Chris and Emma's Most Excellent Adventure travel blog

To say that we were apprehensive about visiting Cambodia would be a major understatement. We had heard all sorts of rumours about the country ranging from the wildly outrageous, to the wildly outrageous but grounded in truth.

With all this in mind we decided against taking the tourist bus from Bangkok to Siam Reap, instead deciding to make our own way. Our reasons were simple - it was notorious for people stealing your valuables, and the journey which was only supposed to take from 10 to 12 hours, actually took up to 24. The driver inevitably broke down a few times (though having seen the buses this could have been for real) or took a number of lengthy breaks. This delay ensured that the bus full of tired tourists arrived in Siam Reap at 3am, and were taken straight to the only hotel still open, for which the driver got paid a hefty commission.

Our taking the moral highground meant that we had to catch the local bus to the border, drag our bags through the dusty no man's land and immigration and enter Cambodia on foot.

It was at this point that things started going a bit wrong!

Poipet is the border town on the Cambodian side and is a muddy, desolate looking place. As it is on the Thai/Cambodia border and gambling is illegal in Thailand (whilst everything seems to be legal in Cambodia), Poipet has recently re-invented itself as the Las Vegas of S.E Asia. Suffice to say, it still has a long way to go before it matches the glitz and the glam of the real thing.

We were pounced on by a very irritating man who insisted that we should take the tourist bus the rest of the way to Siam Reap. Having made it so far under our own steam there was no way that we were going to give up now. We tried repeatedly to get rid of him, but damn he was persistant - even shouting at him had absolutely no effect.

Knowing that it should only cost us 10 dollars US to get a taxi to Siem Reap we wandered around trying to bargain the taxi drivers down to a reasonable rate. However every time we managed to acheive the 'magic number' and naively started congratulating ourselves on a deal well done, the irritating little man would reappear, and the price would jump back up to 30 dollars all over again.
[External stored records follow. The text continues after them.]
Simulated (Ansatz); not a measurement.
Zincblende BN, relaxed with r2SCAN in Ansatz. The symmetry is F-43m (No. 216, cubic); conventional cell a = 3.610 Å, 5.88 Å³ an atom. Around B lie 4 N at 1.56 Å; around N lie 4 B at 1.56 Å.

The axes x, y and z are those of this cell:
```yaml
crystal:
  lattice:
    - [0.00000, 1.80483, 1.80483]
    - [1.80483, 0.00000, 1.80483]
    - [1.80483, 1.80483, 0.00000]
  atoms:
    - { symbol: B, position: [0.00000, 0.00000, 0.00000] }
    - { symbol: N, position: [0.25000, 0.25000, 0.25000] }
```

After 2 hours of this we realised that he was going nowhere, and neither were we, so we struck a deal with him instead - very annoying! Having agreed on an unhappy compromise of 20 dollars, we were then told that we would have to get a lift from a dodgy looking character to the outskirts of town as for 'legal' reasons the taxi couldn't pick us up from the border. Ho hum!

We then subsequently had to change cars and drivers twice more, each time in increasingly remote locations, with frantic phone calls going back and forth between the drivers and their cohorts - it was at that point we really wished we spoke Khmer.

Increasingly worried about the situation we had got ourselves into, on our final car transfer, whilst Chris was argueing about a proposed price increase, I started discreetly transferring the money and cards from my purse to my underwear - very classy and very uncomfortable, I do not recommend that you try this at home. We really didn't think that we were going to make it to Siem Reap with all our belongings, or worse, with all our limbs intact.

The rest of the journey was akin to going on an all-terrain cross-country day out. Only instead of driving in a 4 by 4, our car was an old beat up nissan with no suspension. The pot holes in the road were at times the size of the car we were in, and there was no road surface to speak of - unless you count mud. Periodically our route would be blocked by overturned lorries who had misjudged the potholes, or just got stuck in the aforementioned mud, and we would have to reverse a couple of hundred metres back down the road and go off down another route. Most of the time we were being thrown around so much we couldn't actually speak, but somehow we all still managed to get a couple of hours sleep - which was done in strict rotation so someone was always keeping an eye on the driver, and our route. A nice idea, but completely impractical as we had absolutely no idea where we were going.

It was with much relief that we finally arrived in Siem Reap that evening, still in roughly one piece and with all our belongings pretty much intact. Ultimately our trip had only taken us about 12 hours. Peita's journey, whom we met later, and who had taken the bus option, took 30!